ROANOKE TIMES

                         Roanoke Times
                 Copyright (c) 1995, Landmark Communications, Inc.

DATE: SUNDAY, September 24, 1995                   TAG: 9509250108
SECTION: VIRGINIA                    PAGE: A-6   EDITION: METRO 
SOURCE: SHEBA WHEELER STAFF WRITER
DATELINE:                                 LENGTH: Medium


OPENING DOOR REVEALS NIGHTMARE

ABANDONED PROPERTY can become a secret playground for children or a haven for drug dealers and drunken vagrants.

The smell of rotting food, spilled liquor, feces and urine is overwhelming as the Roanoke building inspector opens the door and cautiously steps inside the house at 928 Stewart Ave. S.E.

Neighbors had filed complaints that the house was open and accessible to "street people," and inspector David Hatchett had been to the house several times since its abandonment to prepare it for demolition.

"Be real careful where you step, and let me go in first," Hatchett said as he led the way through a maze of crushed beer cans and empty wine bottles. He took a reporter and photographer with him one morning as he inspected abandoned homes in various stages of deterioration.

Experience has taught Hatchett that abandoned property can become the secret playground for curious neighborhood children or the nesting ground for drug dealers and drunken vagrants.

The outside of the house appears rather sturdy - the yard needs a good mowing, but otherwise the property looks decent and livable. A small porch seat beckons invitingly.

But opening the door reveals a nightmare.

Clothing is strewn on the floor, which is littered with filth. Holes and gashes as large as two fists scar the walls. An easy chair lies on its side, torn and soiled. Hatchett's advice to watch your step is prompted by two concerns: The floor is weak and could collapse in some sections, or you could step on a used needle.

The family who lived in the house has been gone for months, but even now, it still feels as though you are invading someone's personal space behind the boarded doors.

A doll's crushed head and one roller skate lie upstairs in the children's room. In the closet is a dingy tennis shoe.

Though wrinkled and water-stained, a letter signed with love from Deb lies in a pile of children's school pictures and posters of the "Home Alone" movie series.

On a downstairs wall hangs a veteran's plaque issued by President Reagan, amazingly intact and spotlessly clean.

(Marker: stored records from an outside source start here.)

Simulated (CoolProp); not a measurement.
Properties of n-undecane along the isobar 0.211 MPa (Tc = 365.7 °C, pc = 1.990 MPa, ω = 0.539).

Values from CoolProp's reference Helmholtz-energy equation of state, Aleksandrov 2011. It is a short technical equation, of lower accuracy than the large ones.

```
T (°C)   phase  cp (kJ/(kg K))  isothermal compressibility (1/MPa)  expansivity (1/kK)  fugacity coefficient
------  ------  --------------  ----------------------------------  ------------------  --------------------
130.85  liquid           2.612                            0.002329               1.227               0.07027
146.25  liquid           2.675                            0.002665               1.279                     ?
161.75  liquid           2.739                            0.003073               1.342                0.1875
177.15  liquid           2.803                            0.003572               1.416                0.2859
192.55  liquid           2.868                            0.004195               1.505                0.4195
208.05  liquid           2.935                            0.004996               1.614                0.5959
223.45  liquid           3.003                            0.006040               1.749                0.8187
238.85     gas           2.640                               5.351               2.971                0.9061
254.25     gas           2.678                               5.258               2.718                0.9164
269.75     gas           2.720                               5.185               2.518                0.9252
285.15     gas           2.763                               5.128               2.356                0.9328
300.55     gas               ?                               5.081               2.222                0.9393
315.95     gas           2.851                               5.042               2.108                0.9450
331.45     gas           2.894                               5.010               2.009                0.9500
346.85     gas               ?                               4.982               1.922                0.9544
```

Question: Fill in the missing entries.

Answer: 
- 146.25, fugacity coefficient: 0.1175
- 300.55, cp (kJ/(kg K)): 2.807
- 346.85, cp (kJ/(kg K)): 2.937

It's hard to imagine how a family could live in a house where one can feel the sun's hot rays through an enormous hole in the kitchen ceiling. You can see the clouds drifting by on a bright day. Heavy rains would have flowed like a mountain stream from the kitchen, through the hallway and into the living room.

What caused the hole?

"It wasn't a fire," Hatchett said. "This was water rot. It would have taken years for this to develop, and they lived through it all without ever complaining to us once about it. People will live in circumstances that you would never believe."

Ironically, before the tenants abandoned the house, they installed new windows that must have cost a few hundred dollars in the bedrooms upstairs, Hatchett said.

"I see it and I deal with it every day, but I don't understand it," he said. "And I don't think I want to."

Hatchett said it was questionable whether landlords Thomas B. Heatherington of Texas and Richard D. Vitullo of Roanoke knew of the house's condition.

"It is unconscionable for me to think that a landlord could not have known what shape their property was in," Hatchett said. "If they had bothered to even drive by it once in the time that it took that roof to collapse, they could have seen it from the alley."

Hatchett took Vitullo to court, but when Vitullo declared bankruptcy, the bank was forced to reclaim the property, and the judge ordered the city to demolish it. It would cost the city anywhere from $7,000 to $10,000 to have a contractor demolish the house.

The house was built at the turn of the century and probably had been occupied by a number of families, but it would take less than four days to crush it with a bulldozer.

Vitullo, who moved out of his apartment on Circle Brook Drive several months ago, could not be reached for comment. It could not be determined where in Texas Heatherington lives.

"Richard Vitullo was forced into bankruptcy because of what his tenants did to the property," said Marc Small, the lawyer who represented Vitullo in court. Small said Vitullo would not comment on the property's tenant history, nor would he comment on actions he took as landlord.